Low steel production and factories losses due to lack of hard currency: Ezz steel

Badway Shalaby
2 Min Read
Energy supply does not match targeted output, claims steel and cement companies (AFP Photo)

 

The erosion of foreign currency reserves in Egypt has caused a rise in steel production costs and losses for several steel factories, according to director of marketing at Ezz Steel Company George Matta.

The dollar shortage is worse than the dollar’s increasing value against the pound since the shortage causes a decrease in the production of raw materials, Matta said Wednesday at the Egypt Builders conference.

Matta revealed Ezz Steel sells 8.4m tonnes of steel annually, including 1.8m tonnes that are imported. The complex economic factors and difficulties in import procedures have resulted in a production shortfall; Ezz Steel has produced 4m tonnes fewer than projected by their annual rate.

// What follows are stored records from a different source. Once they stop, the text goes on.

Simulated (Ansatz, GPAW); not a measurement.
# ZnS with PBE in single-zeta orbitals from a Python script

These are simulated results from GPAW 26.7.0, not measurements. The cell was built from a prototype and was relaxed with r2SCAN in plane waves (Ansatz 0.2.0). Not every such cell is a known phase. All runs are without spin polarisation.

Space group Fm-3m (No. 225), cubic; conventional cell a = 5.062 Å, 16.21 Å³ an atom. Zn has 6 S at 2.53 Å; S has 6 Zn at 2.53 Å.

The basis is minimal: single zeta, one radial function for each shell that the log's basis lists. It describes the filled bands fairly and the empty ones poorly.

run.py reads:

However the more pressing issue, according to Matta, is that inflation and political instability have foreclosed upon investment opportunities in the Middle East which are directly tied to the success of national mega projects.

“The manpower in Ezz Steel is 50,000 employees and contributes to about 9.7m tonnes produced for the steel industry in Egypt, representing 8.9% of the GDP,” Matta said. “Due to reduced iron productivity this is expected to decrease to 7% of the GDP owing to the high gas consumption of the production process.”